‘filesysobjects.__init__’ - Module

Module

The package ‘filesysobjects’ provides utilities for the handling of file system like resource paths as class trees containing files as objects.

Constants

Note

The displayed numeric values for the enums are for debugging support only and may change apperantly, use the symbolic names only.

Python Version

  • V3K: Python3.5+, else Python2.7
  • ISSTR: string and unicode for type comparison
  • unicode: for Python3, remaps unicode to str

Platform Definitions

The internal representation of the platform parameter is an int used as bit-array for binary logic operations. The most interfaces support the bit-array representation as well as the alternatively string name macros as defined by the sys.platform interface. The bit-mask representation sould be preferred, but requires the import of filesysobjects, while the string macros just require the import of the interfaces. These may also provide advace when used for custom types or resource paths, e.g. SNMP.

Structure of Bit-Masks

The predefined bitmasks are provided as a label of form RTE_<name>, which covers the grouping of bit-mask blocks and the increments within these groups. The comitted interface is the NAMED ENUMERATION only, NOT the numeric value. Therefore the values must never be accessed explicitly.

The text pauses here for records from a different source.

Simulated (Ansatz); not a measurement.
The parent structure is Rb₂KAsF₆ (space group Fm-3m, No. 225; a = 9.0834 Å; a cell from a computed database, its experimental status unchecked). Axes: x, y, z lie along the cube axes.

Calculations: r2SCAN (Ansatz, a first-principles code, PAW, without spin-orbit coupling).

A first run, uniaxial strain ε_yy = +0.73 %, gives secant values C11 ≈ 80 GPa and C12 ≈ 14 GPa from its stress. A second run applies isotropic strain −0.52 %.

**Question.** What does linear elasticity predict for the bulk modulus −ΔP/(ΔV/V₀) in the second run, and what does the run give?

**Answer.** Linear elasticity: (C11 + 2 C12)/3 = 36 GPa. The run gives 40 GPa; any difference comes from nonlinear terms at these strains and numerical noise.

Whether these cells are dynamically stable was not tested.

The general algorithm of the calculation for the bit-mask is a combination of category bit-masks for bit-blocks and the addition of sub-blocks for context-bitmasks for the family grouping it’s members. This combines the performance of logical bit-operations with the reduction of the number of required bits. This is required due to the vast number of combinations, which else would lead to bit arrays of astronomical dimensions.

The current implementation covers all major - practically almost all - filesystems, UNC, and URI resources with a required number of 15-bits, where the 16-th is reserved for future use. Thus may fit also to 16-bit based platforms such as embedded systems. This provides more than 30.000 variants platforms for resource paths, which seems future proof.

Bit-Mask Definitions

The following additional definitions are introduced.

  • The following aliasses are defined in addition:

    sys.platform alias
    win32 win
    darwin osx
  • The bit-mask provides the bit for the OS as well as the bit for the base category and the family. The masks contain the actual runtime environment of the execution platform as well as the virtual runtime environment of the resource path. The values representing the platform could be used as source and target platform.

    Syntax Domain sys.platform Category Family
    Windows win RTE_WIN32 RTE_WIN32
    Cygwin cygwin RTE_POSIX RTE_CYGWIN
    Linux linux, linux2 RTE_POSIX RTE_LINUX
    Solaris sunos RTE_POSIX RTE_SOLARIS
    BSD bsd RTE_POSIX RTE_BSD
    OS-X darwin RTE_POSIX RTE_OSX
    UNC n.a. RTE_UNC RTE_OSX
    URI n.a. RTE_URI all URIs with schemes
    GENERIC n.a. RTE_GENERIC abstract representation, network, local, and drive

    For example the RTE_FILEURI defines the URI in accordance to [RFC8089] for the data environment, while the the actual runtime execution environemnt could be e.g. RTE_WIN32 or RTE_LINUX. When the execution environment bit is provided only, the major filesystem type is set for the resource path type.

  • Enum Values:

    • Base type blocks:

      • RTE_CYGWIN - cygwin: Cygwin [CYGWIN]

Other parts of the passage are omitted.